BY SAM SPOKONY | School advocates are still reeling from the recent announcement that the city’s Department of Education plans to build only one new 456-seat school below Canal St. as part of its five-year capital budget.
Many, including Assembly Speaker Sheldon Silver, believed that two schools of that size would be coming to Community Board 1, which is set to face more overcrowding as residential neighborhoods like the Financial District and Battery Park City continue to grow at faster rates than most others throughout the city.
“I was disappointed to learn that only one new school is planned,” Silver said at the Dec. 3 meeting of his School Overcrowding Task Force. “I’m asking D.O.E. to have at least 1,000 seats in C.B. 1 by the time the plan is finalized [next June].”
Michael Mirisola, a representative of D.O.E.’s School Construction Authority, had made the announcement at a District 2 Community Education Council meeting last month. He explained that the other new school listed in the capital plan — the one that was originally thought to be below Canal St. — will actually be located in Hudson Square, as part of Trinity Real Estate’s development just north of the street.
Trinity’s school is planned to be located at the base of a residential tower that will be built on Duarte Square, on the north side of Canal St. at Sixth Ave., according to past presentations by the developer.

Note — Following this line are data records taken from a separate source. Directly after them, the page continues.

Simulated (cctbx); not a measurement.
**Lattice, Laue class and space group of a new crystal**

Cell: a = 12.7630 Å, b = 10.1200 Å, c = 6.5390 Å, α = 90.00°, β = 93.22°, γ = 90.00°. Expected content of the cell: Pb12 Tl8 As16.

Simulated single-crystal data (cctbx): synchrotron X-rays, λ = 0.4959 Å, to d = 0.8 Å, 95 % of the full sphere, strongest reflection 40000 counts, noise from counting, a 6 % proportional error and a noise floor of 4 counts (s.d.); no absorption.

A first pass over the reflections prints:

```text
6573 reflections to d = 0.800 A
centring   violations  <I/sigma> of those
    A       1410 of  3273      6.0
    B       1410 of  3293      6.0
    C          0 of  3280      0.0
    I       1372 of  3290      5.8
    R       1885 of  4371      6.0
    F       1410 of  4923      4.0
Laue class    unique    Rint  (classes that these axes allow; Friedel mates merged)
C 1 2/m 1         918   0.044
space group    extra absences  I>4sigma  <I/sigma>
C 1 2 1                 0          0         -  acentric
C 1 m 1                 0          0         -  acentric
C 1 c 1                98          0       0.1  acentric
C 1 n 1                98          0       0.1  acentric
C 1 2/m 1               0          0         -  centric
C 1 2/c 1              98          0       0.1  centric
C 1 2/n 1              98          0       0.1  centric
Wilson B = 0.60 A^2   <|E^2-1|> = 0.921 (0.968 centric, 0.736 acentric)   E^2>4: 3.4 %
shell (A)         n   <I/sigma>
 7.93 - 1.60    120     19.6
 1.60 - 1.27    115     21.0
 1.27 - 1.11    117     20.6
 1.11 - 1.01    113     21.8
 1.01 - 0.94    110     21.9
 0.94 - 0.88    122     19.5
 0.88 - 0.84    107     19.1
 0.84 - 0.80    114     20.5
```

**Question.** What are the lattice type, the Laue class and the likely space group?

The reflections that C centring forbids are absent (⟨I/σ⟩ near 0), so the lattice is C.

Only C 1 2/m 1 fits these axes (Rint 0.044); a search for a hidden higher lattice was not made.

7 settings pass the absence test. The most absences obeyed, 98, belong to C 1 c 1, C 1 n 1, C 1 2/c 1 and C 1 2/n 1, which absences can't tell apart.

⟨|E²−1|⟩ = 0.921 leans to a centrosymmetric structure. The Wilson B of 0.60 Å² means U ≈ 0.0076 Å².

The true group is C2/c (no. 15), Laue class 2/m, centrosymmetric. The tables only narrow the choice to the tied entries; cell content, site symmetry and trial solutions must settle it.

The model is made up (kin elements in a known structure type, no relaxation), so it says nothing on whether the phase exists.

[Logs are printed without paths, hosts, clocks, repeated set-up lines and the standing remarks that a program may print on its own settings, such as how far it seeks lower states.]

Even if the school ends up on Canal St., it may provide little comfort to the Lower Manhattan school advocates, who have often voiced concerns about children crossing the five-lane roadway which feeds the Holland Tunnel.
Eric Greenleaf, a Downtown school advocate who has been closely analyzing school overcrowding for years, said in an interview that he was skeptical that the Hudson Square school would be able to offer many or any seats to Tribecans because of all the planned development to the north.
In addition, at the Dec. 3 task force meeting, he pointed out that both birth rate statistics and publicly available U.S. Census data — which show that the neighborhoods below Canal St. collectively grew by around 77 percent from 2000 to 2010, higher than any other part of the city — fly in the face of the city’s plans.
“We could let a smart eight-year-old look up census data, and they would probably do a better job of dealing with it than the D.O.E. has,” Greenleaf said at the meeting.
A report released by C.B. 1 in March showed that, from 2000 to 2010, the Financial District saw a 242 percent increase in children aged 0-4, and a 158 percent increase in those aged 5-9. Over the same period, Battery Park City saw a 149 percent increase in children aged 0-4, and a 75 percent increase in those aged 5-9.
“This is simply the wrong message to be sending to these fast-growing residential communities,” C.B. 1 Chairperson Catherine McVay Hughes said of D.O.E.’s plans. She and others have stressed that a lack of new schools could soon have the effect of forcing young families out of those neighborhoods, or preventing others from moving in.
Now that the bad news has been broken, the primary strategy for many school advocates involves pressuring D.O.E. to amend its capital plan to include at least several hundred more seats for the school to be sited below Canal St.
Paul Hovitz, co-chairperson of C.B. 1’s Youth and Education Committee, has pointed to the fact that a similar situation took place during D.O.E.’s planning for the new Peck Slip school, which is now scheduled to move to its new building in 2015. In that case, a plan that originally called for 456 seats at the site was later changed to include 712 seats.
“As we did with Peck Slip, we are hoping beyond hope that these new seats will be increased to over 700,” Hovitz said.
It seems as though at least one person at D.O.E. has already acknowledged that that may be a very possible outcome.
In an interview last week, Hovitz said that he has had multiple conversations with a D.O.E official who told him that, when looking for a site for the new C.B. 1 school, it would be “prudent” to find a site that could hold not only 456 seats but several hundred more.
Mirisola was also present at Silver’s task force meeting. When asked about D.O.E.’s timeframe for locating the new school, he said he wasn’t sure, but added that the process would not start until after the capital plan is approved next June, which would mean the incoming de Blasio administration will have the final say on the plan.
“So then we won’t even have a chance to incubate that new school before next September,” said Hovitz.